Monthly Archives: January 2024

Phone a friend

For a long time now, as part of my mental health difficulties I’ve struggled to initiate time with friends and generally keep in touch with people. There are a lot of negative thoughts that happen inside my head when I think about calling someone. It’s one of the many ironies of anxiety and depression that it causes you to struggle to maintain relationships, when having regular contact with friends is one of the most beneficial things for your mental health.

For quite a few years I regularly attended Changes Bristol peer support groups. One feature of these groups is that at the end of the meeting you’re encouraged to set a goal. I lost count of how many times my goal was “phone a friend” and I think it was rare that I’d actually managed to do it by the following week. Towards the end of 2022 I had a series of one-to-one (video) CBT sessions through the NHS. It took a few sessions to work out what were were going to focus on, and we settled on trying to get me to phone friends. I said if there was one thing I thought would make a big difference to my mental health recovery that would be it. We talked quite a bit about the negative thoughts that happen in my head when I think about contacting someone or initiating a group activity with friends. It felt helpful to have those conversations but ultimately I don’t think it made any difference to how often I was contacting people.

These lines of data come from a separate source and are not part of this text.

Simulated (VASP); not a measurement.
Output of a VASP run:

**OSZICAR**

My latest effort to move forward with this issue followed the advice of someone I know, which was to write a list of all the people I want to be in regular contact with. This is now written on a page in the back of my Legend Planner. In addition to that I’ve changed the 4th item on my daily tracker from “Social” which would get a tick or a zero depending on whether I’d seen any friends that day to “Phone a Friend”. The other 3 items are Walk, Meditate and Journal which are all actions. Whether I have seen friends on a certain day isn’t an action I can do on that day, it’s likely the effect of an action I’ve done on a previous day. It’s the same reason why I removed Sleep (quality rated out of 10) from my daily tracker because it’s a result rather than an action.

Now I’ve made this item on my tracker a specific action I will hopefully phone people more, and see people more as a result. Using my phone to actually ring people is also something I think of more now I’ve switched to a dumbphone. If I’m sitting at my desk with just my journal and my dumbphone there are only 3 things I can do: write, text or call someone.


2nd January

It’s 02:18 so I guess technically that makes it 3rd January.

I went to a NYE party and stayed up til stupid o’clock in the morning, getting home about 8am. I had a lovely time. There were a lot of people there. Most of them I knew, and some of them I hadn’t seen for a long time. I’m still trying to catch up on sleep and get back to a sensible pattern. The reason I’m awake right now, is that I had quite a big lapse this evening and spent about 3 hours until just before midnight swiping dating apps. So my brain was very awake and full of junk. Until a couple of weeks ago I’d managed not to go on them at all since my detox weekend in Tewkesbury in the middle of October.

I seem to have reverted to state I’ve been in before where I’m not in constant lapse but I’m flip flopping between spending half a day or a whole day abstaining to spending several hours lapsing. My intention was to spend most of my week off over Christmas off devices, but it didn’t really work. I think I managed a continuous day and a half in the middle. Maybe it’s time to plan another weekend away. I had a weekend away about a month after my trip to Tewkesbury, but at that point I didn’t need it, so it wasn’t really of any benefit. By the way, if you’re looking for a nice seaside town, don’t go to Dawlish. Because the railway line runs so close to the coast , it doesn’t really have a seafront, just a humungous sea wall that looks like the outside wall of the dystopian megacity in Judge Dredd (1995).

Tomorrow is the second meeting in recent months of the Device Addiction Support group I started to help myself and others with this issue. So in a way it seems sort of well timed that I’ve lapsed today. Last time no-one came, but sitting in a room on my own for a couple of hours without my phone is no bad thing. No-one has signed up to come this time but I’ve had a few people get in touch about it since last time so that’s encouraging. I think with a lot of things like this, you just need to be persistent and do something regularly and after a while it will work. “If You Build It They Will Come”. With my singles group, the first event I did two people came. I was pretty disheartened but kept at it and a year later about 40 people were coming every month. I think a singles group is a much easier sell than a support group about device addiction, so I’m sure growth is going to be much slower but I’m sure if I keep at it it will grow.